Table 3: Confusion matrix GLM model fit on Original Kariki_Farm
data without interaction detection using RST
The critical attributes necessary for prediction from the data provided
as determined by the fit logistic regression model were Low_temp,
Dewpoint_high, Windspeed_high, and windspeed_avg.
In the second experiment, we used Rough Sets to detect interaction terms
for the model. Here the data was loaded, and Rough Set theory was used
to determine the critical features using lower and upper approximations.
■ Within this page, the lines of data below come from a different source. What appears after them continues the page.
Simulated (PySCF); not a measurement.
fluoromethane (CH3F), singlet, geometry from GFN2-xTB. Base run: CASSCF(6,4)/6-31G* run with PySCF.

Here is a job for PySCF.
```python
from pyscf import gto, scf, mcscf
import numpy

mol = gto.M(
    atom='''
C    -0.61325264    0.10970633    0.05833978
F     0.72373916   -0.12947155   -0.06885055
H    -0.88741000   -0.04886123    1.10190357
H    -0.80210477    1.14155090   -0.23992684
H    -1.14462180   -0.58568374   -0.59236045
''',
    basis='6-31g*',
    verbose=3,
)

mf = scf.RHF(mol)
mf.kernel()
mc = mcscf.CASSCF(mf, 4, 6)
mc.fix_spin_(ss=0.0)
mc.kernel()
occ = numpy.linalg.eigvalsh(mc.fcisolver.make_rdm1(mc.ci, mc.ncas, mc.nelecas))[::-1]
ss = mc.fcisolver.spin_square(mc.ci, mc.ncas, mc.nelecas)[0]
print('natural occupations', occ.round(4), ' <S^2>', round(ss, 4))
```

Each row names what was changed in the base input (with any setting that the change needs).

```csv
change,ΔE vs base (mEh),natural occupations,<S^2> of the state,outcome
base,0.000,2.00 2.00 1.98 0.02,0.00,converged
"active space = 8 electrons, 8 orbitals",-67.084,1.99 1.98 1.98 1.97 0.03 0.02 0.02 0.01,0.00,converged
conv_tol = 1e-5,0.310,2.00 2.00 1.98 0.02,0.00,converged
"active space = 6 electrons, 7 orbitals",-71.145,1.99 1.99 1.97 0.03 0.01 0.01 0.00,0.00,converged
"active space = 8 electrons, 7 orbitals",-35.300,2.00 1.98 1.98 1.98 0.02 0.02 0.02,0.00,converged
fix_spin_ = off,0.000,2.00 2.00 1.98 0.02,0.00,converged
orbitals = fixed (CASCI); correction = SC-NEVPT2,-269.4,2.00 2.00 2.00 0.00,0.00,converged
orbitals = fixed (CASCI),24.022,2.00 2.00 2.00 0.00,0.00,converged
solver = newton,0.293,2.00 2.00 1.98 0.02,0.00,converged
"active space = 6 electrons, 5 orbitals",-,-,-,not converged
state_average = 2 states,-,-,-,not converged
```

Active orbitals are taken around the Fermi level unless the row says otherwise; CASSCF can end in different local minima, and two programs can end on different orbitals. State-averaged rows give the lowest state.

After deducing the approximations, the next set of operations was to
formulate the reduct (feature subset) from the lower/positive region of
the approximations; the method employed here was the greedy heuristic
method for feature selection which is a wrapper feature selection
algorithm. The reduct formulated had 12 important variables: High temp,
Avg temp, low temp, high dew-point, low dew-point, high humidity, low
humidity, high wind-speed, avg wind-speed, high pressure, and low
pressure. The accuracy was 84.25 %. This shows an increase in testing
accuracy by 1.31%. The important attributes necessary for prediction
from the data provided as determined by the fit logistic regression
model were Dew-point_high, Winds-peed_high, wind-speed_avg,
humidity_high, and High. hpa. As in this case, humidity and high
pressure were not considered essential attributes in the prediction
model in the first experiment.